Trvia Answers & Farmington's Unfathomable Comeback

With apologies to those I've kept in the dark (that's you, M.L.), here's the skinny on the trivia question I offered for five free books at my signing this past Thursday at the Bloomfield Hills Barnes & Noble.

Question No. 1: What metro Detroit high school did Al Fracassa coach at before assuming the football fortunes at Birmingham Brother Rice?

Fracassa was also the coach for the Knights of Royal Oak's Shrine High School in the late 1950s and early 1960s. Surprised? With Jim Manilla at Royal Oak High in the late 50s, and his stable of assistants that included 'Pin' Ryan, 'Ivy' Loftin, Paul Temerian and Frank Joranko, Royal Oak was a football hotspot during the high school sock-hop era.

In '62, Fracassa's Knights were 6-1-1. They tallied wins over notables like Detroit Holy Redeemer (15-0), Redford St, Mary's (19-0) and a 27-6 win over newly-opened Birmingham Groves. Shrine tied Detroit Servite in a 20-point stalemate for both teams. The only loss for Shrine was a 25-6 setback to Grosse Pointe St. Ambrose, which leads us to the conclusion of Question No. 2.

Question No. 2: What metro Detroit high school did George Perles lead before his days with the Pittsburgh Steelers and later, the Michigan State Spartans?

Perles was head coach at Grosse Pointe's St. Ambrose High. In '62, Perles and his Cavaliers went a perfect 9-0 in marching to the Catholic League championship and Goodfellows Game title. In that Goodfellows Game, St. Ambrose blanked the 8-0 Cardinals of Detroit Cooley, 19-0, on the floor of Tiger Stadium. It was the second-straight domination at 'The Corner' that day, because hours earlier, the Detroit Lions manhandled the previously-undefeated Green Bay Packers 26-14 in the now-famous Thanksgiving Day Massacre. The Lions sacked Hall-Of-Fame quarterback Bart Starr 11 times before the Cavaliers sacked Cooley's state championship dreams.

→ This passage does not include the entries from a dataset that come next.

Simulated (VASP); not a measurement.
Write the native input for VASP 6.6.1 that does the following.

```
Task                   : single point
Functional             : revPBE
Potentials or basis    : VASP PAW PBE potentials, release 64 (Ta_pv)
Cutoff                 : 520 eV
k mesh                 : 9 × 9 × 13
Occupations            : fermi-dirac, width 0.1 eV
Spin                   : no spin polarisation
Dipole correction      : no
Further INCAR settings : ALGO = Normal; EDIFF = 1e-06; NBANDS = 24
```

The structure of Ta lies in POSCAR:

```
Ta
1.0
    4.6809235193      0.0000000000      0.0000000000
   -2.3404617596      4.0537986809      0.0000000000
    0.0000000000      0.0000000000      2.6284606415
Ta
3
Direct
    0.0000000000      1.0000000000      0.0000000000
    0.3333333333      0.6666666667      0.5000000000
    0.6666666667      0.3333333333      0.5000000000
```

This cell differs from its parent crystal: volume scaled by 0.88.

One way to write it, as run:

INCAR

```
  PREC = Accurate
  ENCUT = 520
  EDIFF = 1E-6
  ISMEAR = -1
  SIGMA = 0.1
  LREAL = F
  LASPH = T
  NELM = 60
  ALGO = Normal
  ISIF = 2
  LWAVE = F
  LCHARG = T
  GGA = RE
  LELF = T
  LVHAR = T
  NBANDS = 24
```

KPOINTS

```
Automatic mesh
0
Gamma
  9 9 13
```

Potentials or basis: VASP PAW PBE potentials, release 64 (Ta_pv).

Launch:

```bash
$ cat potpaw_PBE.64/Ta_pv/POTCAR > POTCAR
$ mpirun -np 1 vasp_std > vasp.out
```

The state's Associated Press poll rewarded St. Ambrose, which closed in the spring of 1972, with the No. 3 ranking in the final Class B poll of '62. Also of note in Class B that year was West Bloomfield (7-0-1), which earned the 6th position, followed by Dearborn Divine Child (8th / 8-0) and Clawson High's Trojans, 10th with a record of 7-1.

Despite the loss, Detroit Cooley was awarded the No. 4 slot in the Class A poll in '62. Frank Joranko's Ferndale Eagles were sixth with the identical 8-1 record Ferndale High achieved this season. Hamtramck's Cosmos were 9th with a 7-1 slate and Seaholm was 10th at 8-1. Ann Arbor's Pioneer was the state champion in Class A for 1962.

The Fabulous Falcons! Perhaps the best story to emerge from the 2008 high school football season statewide might be the Farmington High Falcons. On September 12, Farmington was humiliated in a 63-0 loss to Rochester Adams High School, the Falcons' 15th-consecutive loss dating back to a 7-0 loss to Royal Oak's Ravens, coached by Terry Powers, on Oct 13, 2006.

I can't state for certain if it's ever happened before, because I don't have the time to go through the records of nearly 800 high schools, some closed many years ago, dating back to 1975, but I would imagine the list of schools who have lost 15 consecutive games in any stretch of seasons and found enough wins in any season to a) break the streak and b) make the playoffs is a short one.

In fact, if I were a betting man, and I'm not, I would say it's probably never happened before.

To pen a story that details 15 straight losses, capped by a 63-0 loss, followed by six-straight wins, including the school's first win over Farmington Hills Harrison in 31 seasons and a win over rival North Farmington to earn a state playoff berth, would probably get most Hollywood script writers laughed into the circular file.

Sometimes truth is stranger than fiction but no matter what happens to the Falcons in the playoffs, Farmington's revival is one of the great stories of Michigan's 2008-09 scholastic year.